For more than a decade, community leaders have studied how to solve the traffic congestion that has stifled growth west of Dulles Airport in northern Virginia. The culmination of all the studies and reports is the Dulles Corridor Metrorail project.
Construction began in March 2009, with help from a $900 million federal grant. The project just outside the nation's capital then received $77.2 million in stimulus funds to speed up the timeline with a targeted completion in 2013. And sped it has. When completed, the $5.25 billion project will extend the existing Metrorail system by 23 miles.
In October, the high-profile project reached a milestone as excavation began on a 2400-foot tunnel. This is the most complex engineering and construction challenge of the project. The structure is a soft-ground tunnel. Its position in the soft soil is consolidated with concrete reinforcement.
In late fall, the work was under the busy Tysons Corner area of the Washington, D.C. suburbs. Crews were excavating on the inbound and outbound subway tunnel. Construction requires attention to detail and must strictly adhere to a schedule. Also, the project's center line lies under several large office buildings, including one vital to our nation's security.
Thus, engineers are concerned about any unexpected subsidence, requiring the contractor to immediately support any span they open. In the beginning, crews excavated about 40 feet each shift. They encase the tunnel's walls with steel beams for structural support. A shotcrete crew then sprays a steel fiber-reinforced concrete mix onto the steel beams and fills in the holes around it to make the tunnel more stable. The cycle is repeated every 40 feet.
As work approaches the station area, the tunnel's width will widen. When the project began, the shotcrete crew required about 60 yards of concrete. This will eventually increase to more than 120 yards per shift.
On such a demanding job, the contractor recognized that a proper shotcrete mix was important for the tunnel's stability. The mix must attain high strength quickly. It also must be workable but stable enough to avoid any undue rebound. Finally, it must be consistent to reduce any unnecessary nozzle adjustments for fast application.
Along with proper workability and strength gain was the problem of production. The project is located in one of the nation's busiest centers of commerce, so available space for plant set-up was limited. And while the planned volumes of concrete mix seemed very reasonable, the production facility had to be sized to handle a rapid increase.
The contractor opted for a portable plant with a small footprint that featured a pan mixer. They opted for a Liebherr plant, which features a layout that can maintain a high output in a small area. Its compact design was a particular advantage since it would not draw too much attention from passers-by.
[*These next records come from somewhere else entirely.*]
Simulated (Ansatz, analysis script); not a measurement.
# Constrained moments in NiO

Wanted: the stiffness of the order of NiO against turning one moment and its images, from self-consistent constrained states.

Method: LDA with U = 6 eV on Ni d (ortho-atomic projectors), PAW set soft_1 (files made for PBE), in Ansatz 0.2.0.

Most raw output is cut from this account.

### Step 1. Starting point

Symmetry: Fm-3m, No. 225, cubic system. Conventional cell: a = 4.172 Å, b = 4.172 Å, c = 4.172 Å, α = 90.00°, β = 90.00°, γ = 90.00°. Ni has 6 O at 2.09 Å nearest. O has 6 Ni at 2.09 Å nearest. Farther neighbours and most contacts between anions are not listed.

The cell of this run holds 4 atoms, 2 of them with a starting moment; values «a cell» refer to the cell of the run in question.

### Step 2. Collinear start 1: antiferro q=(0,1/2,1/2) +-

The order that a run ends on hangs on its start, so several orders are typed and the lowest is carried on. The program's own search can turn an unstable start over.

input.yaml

Concrete plants of this design have been used for several other demanding jobsites around the world including dams, roads and bridges, and other large roller-compacted pours. The unit combines the simplicity of dry-batch plant designs with the superior mixing quality of a pan mixer.
The contractor purchased the pan mixer with an upgraded rotary agitator, which mixes quicker than a standard ring pan mixer. The steel fiber-reinforced shotcrete concrete is a very sticky, fluid mix. To mix it, the contractor needed a high-performing mixer.
The mixer is mounted on a mobile trailer, which the contractor easily moves to and from the jobsite without much foundation work. A weigh batching system similar to dry-mix operations feeds raw materials. A standard recipe requires only 30 seconds of mixing time.
Mixed concrete is discharged onto a high-speed conveyor belt, which feeds a holding hopper, or loads directly into the mixer. The mobile mixer is a self-contained unit and an essential option for mobile concrete plants. “There were no complaints once the structure was erected,” explained LeRoy Blue, the plant's operator.
The hydraulic mixer gate opens at a wide angle to minimize discharge times. A special wave pattern of wear tiles minimizes the risk of trapped stones and wash-out of the joint lines between them. This design reduces wear and tear.
Workability is key to the project's success. Engineers chose spread as their criteria rather than slump. After the concrete is mixed, quality control technicians pump out a predetermined sample volume to measure its spread, which must not be wider than 550-650 mm.
When the material flows in this range, it indicates that the mix is properly adjusted with the right amount of moisture to avoid excess rebound. The mix is pumped into the truck when technicians determine the spread is okay.
Initial reports on the mixer's performance have been positive. “The mixer does a very good job blending the mix,” says Blue.